As always, I've ranked teams 32nd to 1st, with each team being ranked based on whom they beat on a neutral field. Meaning: 31 could beat 32, 30 could beat 31, and so on...
Watching the ending of the Saints-Patriots game was like having a basketball knocked away from me while I'm dribbling it for money:
32. Jacksonville Jaguars (0-6): I almost put them above the Giants. Why? Because they beat the spread against the Broncos. Then I realized: I'm going to reward a team for beating a 20-something-point spread? Not on my watch.
31. New York Giants (0-6): I'm obviously disheartened by the way the Saints-Pats game ended, hence why you're getting these power rankings so damn late. That and my laziness finally caught up to me. It's like an unstoppable movie monster that always manages to catch and slay the ditzy gal with the perky breasts.
30. Tampa Bay Buccaneers (0-5): No, I do not have perky breasts.
29. Washington (1-4): But if there's one thing I learned from this past week's game, it's this: never leave the stadium when you're done just one score (Pats fans) and never--I repeat, NEVER--take to Facebook to rejoice in how wonderful Tom Brady's tears taste until AFTER the clock hits 0:00 (me).
28. Oakland Raiders (2-4): Any Patriots fan thinking this win proves the team is a Super Bowl needs to slow their damn roll. You had everything going for you--Graham's 0 catches, Colston getting only 1 catch, Brees having a subpar game, the officials botching calls in your favor--and your team still only managed a win on the last goddamn play from scrimmage WITH the help of a ridiculous hold.
27. Minnesota Vikings (1-4): Seriously, my level of "hate respect" for Tom Brady has always been high, but my contempt for Patriots fans after seeing so many bolt for the parking lot has reached fever pitch levels.
26. Pittsburgh Steelers (1-4): Speaking of rooting against a fan base, congratulations on beating the J-E-T-S FAIL-FAIL-FAIL this past weekend. 19 points, huh? You guys are back in business!
25. Buffalo Bills (2-4): Dracula cape? Check. Sinister laugh? Check. Iconic facial hair? Check. Ted DiBiase was the man:
24. Houston Texans (2-4): Booing an injury? Bad. To your own player? Even worse.
23. Atlanta Falcons (1-4): Whenever Matt Ryan goes on vacation and is asked if he'd like to check a bag, he nods, picks up the piece of luggage, looks around frantically for a few seconds, and then chucks it 5 yards in front of him.
22. New York Jets (3-3): Vaccaro better have a suplex or fallaway slam ready for Geno Smith by Week 9.
21. Carolina Panthers (2-3): Speaking of Kenny, does anyone have this nagging fear that whenever one Kenny looks good the other one performs horribly, and that the two are going to be intrinsically linked like this for the rest of their careers? No? Just me? Okay then...

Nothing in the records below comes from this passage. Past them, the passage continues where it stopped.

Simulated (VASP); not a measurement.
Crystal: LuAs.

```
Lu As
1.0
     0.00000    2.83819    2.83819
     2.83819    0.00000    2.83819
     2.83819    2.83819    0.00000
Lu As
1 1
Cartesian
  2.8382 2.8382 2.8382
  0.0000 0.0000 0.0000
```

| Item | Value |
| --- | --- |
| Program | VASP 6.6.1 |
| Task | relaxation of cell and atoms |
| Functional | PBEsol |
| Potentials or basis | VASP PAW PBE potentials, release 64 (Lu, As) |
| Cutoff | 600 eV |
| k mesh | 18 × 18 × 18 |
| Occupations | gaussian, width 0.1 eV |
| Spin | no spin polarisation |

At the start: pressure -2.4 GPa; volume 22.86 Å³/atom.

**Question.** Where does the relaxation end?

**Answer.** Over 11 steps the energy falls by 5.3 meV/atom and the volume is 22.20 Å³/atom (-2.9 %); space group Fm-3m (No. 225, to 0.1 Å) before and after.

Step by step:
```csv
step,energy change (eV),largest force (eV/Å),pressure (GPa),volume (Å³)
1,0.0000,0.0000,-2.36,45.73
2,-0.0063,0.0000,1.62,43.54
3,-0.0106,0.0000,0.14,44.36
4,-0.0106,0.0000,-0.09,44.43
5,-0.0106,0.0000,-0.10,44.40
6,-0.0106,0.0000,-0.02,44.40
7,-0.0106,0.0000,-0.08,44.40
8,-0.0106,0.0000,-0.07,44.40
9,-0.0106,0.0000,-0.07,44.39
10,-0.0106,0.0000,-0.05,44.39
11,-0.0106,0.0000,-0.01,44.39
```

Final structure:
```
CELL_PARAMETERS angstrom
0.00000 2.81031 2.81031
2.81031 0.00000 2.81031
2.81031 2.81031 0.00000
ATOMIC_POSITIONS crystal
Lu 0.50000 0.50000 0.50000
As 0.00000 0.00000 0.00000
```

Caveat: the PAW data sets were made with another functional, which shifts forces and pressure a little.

20. Cleveland Browns (3-3):
19. Arizona Cardinals (3-3):
18. San Diego Chargers (3-3):
17. Tennessee Titans (3-3):
16. Philadelphia Eagles (3-3): They're teetering on going 3-7 the rest of the way. To quote Ralph: I feel it IN MY BONES.
15. St. Louis Rams (3-3): For those of who haven't read it, check out Drew Magary's takedown of Cardinals fans. The whole city wants him tried as a warlock and tossed in the Mississippi River. It's hilarious. When he pulls out his "GUMBO GUMBO GUMBO REBUILDING POLICE CORRUPTION" slam against New Orleans, does anybody here really get offended by it? We shouldn't. It's funny. And St. Louisians need to toughen the hell up and get off their holier-than-thou pedestal.
14. Baltimore Ravens (3-3):
13. Miami Dolphins (3-2): Random question: does anybody think the bye week system is incredibly messed up?
12. Dallas Cowboys (3-3): Look at the schedule. Sometimes it's just 2 teams on a bye. Others it's 4 or 6 teams. And the byes begin in Week 4 but end in Week 12?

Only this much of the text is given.